When globe-trotting, bunking in unique locales is fun, but the cost carries stress. If you are willing to think outside the hotel/resort box, though, you can find a pad that is both comfortable and affordable. As violinist Eugene Fodor once said, "You don't have to be rich to travel well."
Keep reading for a list of five quarters you can hunker down in that won't break the bank.
Rent A Room
Instead of leasing an entire residence for yourself, what if you rented a single room in someone's house? You can imagine how much easier this would be on your wallet, as "it’s not uncommon to see prices under $50 per night," travel guru Sarah Schlichter notes. Some other companies to consider using are: Airbnb, 9flats and Homestay.
The image of hostels as party pads — where wild young adults are quartered like sardines and forced to share dirty bathrooms — isn't 100 percent accurate. While some are youth-focused and give off a certain vibe, others are quiet, charming and family-friendly. To find out which demographic a boarding house focuses on, "check how a hostel markets itself; words like ‘free shot on arrival’ or ‘daily bar crawls’ will give you obvious clues," says excursionist Marek.
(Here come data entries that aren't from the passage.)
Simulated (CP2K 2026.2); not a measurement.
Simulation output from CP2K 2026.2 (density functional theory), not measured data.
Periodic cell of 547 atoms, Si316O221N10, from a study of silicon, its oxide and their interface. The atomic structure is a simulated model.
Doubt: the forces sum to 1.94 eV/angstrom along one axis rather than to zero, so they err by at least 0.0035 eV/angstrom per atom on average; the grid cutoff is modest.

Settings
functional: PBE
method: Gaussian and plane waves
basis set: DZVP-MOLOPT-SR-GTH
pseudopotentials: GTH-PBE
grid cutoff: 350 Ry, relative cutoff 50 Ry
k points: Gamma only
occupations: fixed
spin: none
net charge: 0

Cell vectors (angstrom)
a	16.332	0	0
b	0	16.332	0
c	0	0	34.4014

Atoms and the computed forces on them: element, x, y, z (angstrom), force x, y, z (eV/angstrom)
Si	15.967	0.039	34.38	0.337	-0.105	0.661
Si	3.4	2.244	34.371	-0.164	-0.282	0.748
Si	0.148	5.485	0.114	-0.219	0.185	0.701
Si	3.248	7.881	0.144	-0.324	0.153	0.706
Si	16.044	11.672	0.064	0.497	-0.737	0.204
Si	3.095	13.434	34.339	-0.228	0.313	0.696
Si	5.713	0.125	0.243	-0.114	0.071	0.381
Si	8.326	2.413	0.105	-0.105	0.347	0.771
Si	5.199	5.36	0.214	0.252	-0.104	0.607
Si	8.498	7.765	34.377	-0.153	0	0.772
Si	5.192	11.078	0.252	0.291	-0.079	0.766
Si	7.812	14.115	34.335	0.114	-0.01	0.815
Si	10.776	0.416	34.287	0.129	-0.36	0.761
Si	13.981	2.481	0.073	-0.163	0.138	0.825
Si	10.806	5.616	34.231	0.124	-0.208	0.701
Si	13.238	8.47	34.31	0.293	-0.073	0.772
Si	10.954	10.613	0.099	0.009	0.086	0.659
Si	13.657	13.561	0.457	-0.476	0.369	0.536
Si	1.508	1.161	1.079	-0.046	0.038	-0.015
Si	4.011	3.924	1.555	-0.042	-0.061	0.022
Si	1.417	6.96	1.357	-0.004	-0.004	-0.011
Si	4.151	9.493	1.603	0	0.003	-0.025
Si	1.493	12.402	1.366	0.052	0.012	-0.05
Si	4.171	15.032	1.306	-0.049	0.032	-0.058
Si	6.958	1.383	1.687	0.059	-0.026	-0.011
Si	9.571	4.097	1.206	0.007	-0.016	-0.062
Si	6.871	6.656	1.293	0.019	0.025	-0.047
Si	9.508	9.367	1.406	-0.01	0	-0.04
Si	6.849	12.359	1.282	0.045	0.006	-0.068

According to Marek, "The biggest and best site for finding hostels is Hostelworld."
One of the most important things you should look at in a Hostelworld review is the "Atmosphere" ranking. "If this is anywhere below a 7.0 or so, I avoid it," Marek explains. He also suggests using the filters on the site to ensure the habitation provides the amenities you are looking for — this might include features such as "Luggage Storage," "Free Breakfast," or "Free WiFi."
Sometimes you can secure a room in a monastery or convent — or even in a Christian or Jewish guest house. "An internet search or a visit to the local tourist board’s website can help you find these options," says Schlichter. Accommodations in religious housing are likely to be family-friendly and clean, but they will be simple — not luxurious. They'll also have a curfew, so only use this sort of place if you aren't planning to party the night away.
If you want a more private, personalized domicile, try an Airbnb. "Airbnb and other similar platforms like it allow you to find properties that are hard or even impossible to find on regular hotel booking sites," says Marek.
Be careful when looking at the ratings on the website, as Marek notes "there are very few negative reviews. People simply find it too embarrassing or impolite to criticize someone’s actual home … a place that is clearly deeply personal to them!"
To get a truly great Airbnb, look at the quantity of reviews and think about the impression you get from the photos — in other words, use your intuition. Also, carefully read about all of the details of the residence. "A good Airbnb description outlines exactly which amenities you have access to, and some hosts go a step further by providing coffee and cream for the coffee maker, detergent for laundry facilities, and DVDs or Netflix if you want to stay in for the night," says Hank Coleman of Money Q&A.
"From rural B&Bs to working ranches and cattle farms, this type of stay can cover a wide range of accommodations — and you don’t necessarily have to be willing to milk a cow to take advantage of it," says Schlichter. Farms are a lesser-known form of shelter for weary wayfarers. If you are galavanting through Europe, though, they provide an excellent option. Keep in mind that this place is really only for folks who enjoy a rural setting — and quiet nights.
Traveling across the globe isn't only for the monied — it is for anyone with an open heart and mind.
And if you view every escapade as an adventure, by the time your journey ends, you will have a myriad of amazing stories to tell — in addition to memories that will keep you energized throughout even the most mundane of workdays.